6. Assigned Interest:
Aggregate Amount of | Amount of | Percentage | ||||||
Commitment/Loans | Commitment/Loans | Assigned of | ||||||
Commitment | for all Lenders3 | Assigned2 | Commitment/Loans3 | CUSIP Number | ||||
$ | $ | % | ||||||
$ | $ | % | ||||||
$ | $ | % |
[7. Trade Date: ]4
Effective
Date:
,
20___ [TO BE INSERTED BY ADMINISTRATIVE AGENT AND WHICH SHALL
BE THE EFFECTIVE DATE OF RECORDATION OF TRANSFER IN THE REGISTER THEREFOR.]

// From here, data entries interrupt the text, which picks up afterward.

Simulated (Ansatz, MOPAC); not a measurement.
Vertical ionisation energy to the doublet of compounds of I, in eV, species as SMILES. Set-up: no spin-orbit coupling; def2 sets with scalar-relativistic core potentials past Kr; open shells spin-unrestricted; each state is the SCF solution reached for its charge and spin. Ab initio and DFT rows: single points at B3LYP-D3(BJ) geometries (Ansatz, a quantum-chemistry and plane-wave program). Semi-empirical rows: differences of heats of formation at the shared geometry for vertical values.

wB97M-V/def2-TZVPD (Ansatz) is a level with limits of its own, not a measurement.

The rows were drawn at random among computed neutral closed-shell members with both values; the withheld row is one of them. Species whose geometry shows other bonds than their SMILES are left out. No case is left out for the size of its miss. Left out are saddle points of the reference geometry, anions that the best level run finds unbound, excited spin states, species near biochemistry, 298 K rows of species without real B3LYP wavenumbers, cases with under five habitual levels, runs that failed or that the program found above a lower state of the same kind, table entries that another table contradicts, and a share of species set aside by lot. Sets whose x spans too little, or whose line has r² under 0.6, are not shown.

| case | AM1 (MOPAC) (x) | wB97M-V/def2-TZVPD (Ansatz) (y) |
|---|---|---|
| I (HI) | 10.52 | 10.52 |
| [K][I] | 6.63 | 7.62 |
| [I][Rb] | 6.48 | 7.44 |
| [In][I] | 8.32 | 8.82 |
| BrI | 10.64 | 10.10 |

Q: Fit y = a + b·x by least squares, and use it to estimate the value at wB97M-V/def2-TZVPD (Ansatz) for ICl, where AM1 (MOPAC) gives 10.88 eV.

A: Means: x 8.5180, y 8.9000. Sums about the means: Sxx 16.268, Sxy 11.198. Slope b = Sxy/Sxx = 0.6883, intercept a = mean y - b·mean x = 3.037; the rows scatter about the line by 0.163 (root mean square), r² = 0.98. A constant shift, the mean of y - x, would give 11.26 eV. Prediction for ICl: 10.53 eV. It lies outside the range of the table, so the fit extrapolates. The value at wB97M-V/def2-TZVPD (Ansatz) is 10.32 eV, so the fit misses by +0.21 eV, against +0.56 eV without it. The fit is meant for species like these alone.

2 | Amount to be adjusted by the counterparties to take into account any payments or prepayments made between the Trade Date and the Effective Date. | |
3 | Set forth, to at least 9 decimals, as a percentage of the Commitment/Loans of all Lenders thereunder. | |
4 | To be completed if the Assignor and the Assignee intend that the minimum assignment amount is to be determined as of the Trade Date. |
2
The terms set forth in this Assignment and Acceptance are hereby agreed to:
ASSIGNOR [NAME OF ASSIGNOR] |
||||
By: | ||||
Name: | ||||
Title: | ||||
ASSIGNEE [NAME OF ASSIGNEE] |
||||
By: | ||||
Name: | ||||
Title: | ||||
[Consented to and]5 Accepted: | ||||
WACHOVIA BANK, NATIONAL ASSOCIATION, as Administrative Agent |
||||
By |
||||
Title: | ||||
[Consented to:]6 | ||||
ORACLE CORPORATION | ||||
By |
||||
Title: |
5 | To be added only if the consent of the Administrative Agent is required by the terms of the Credit Agreement. | |
6 | To be added only if the consent of the Borrower is required by the terms of the Credit Agreement. |
3
ANNEX 1 to Assignment and Acceptance
STANDARD TERMS AND CONDITIONS FOR
ASSIGNMENT AND ACCEPTANCE
ASSIGNMENT AND ACCEPTANCE
1. Representations and Warranties.
1.1 Assignor. The Assignor (a) represents and warrants that (i) it is the legal and
beneficial owner of the Assigned Interest, (ii) the Assigned Interest is free and clear of any
lien, encumbrance or other adverse claim and (iii) it has full power and authority, and has taken
all action necessary, to execute and deliver this Assignment and Acceptance and to consummate the
transactions contemplated hereby; and (b) assumes no responsibility with respect to (i) any
statements, warranties or representations made in or in connection with the Credit Agreement, (ii)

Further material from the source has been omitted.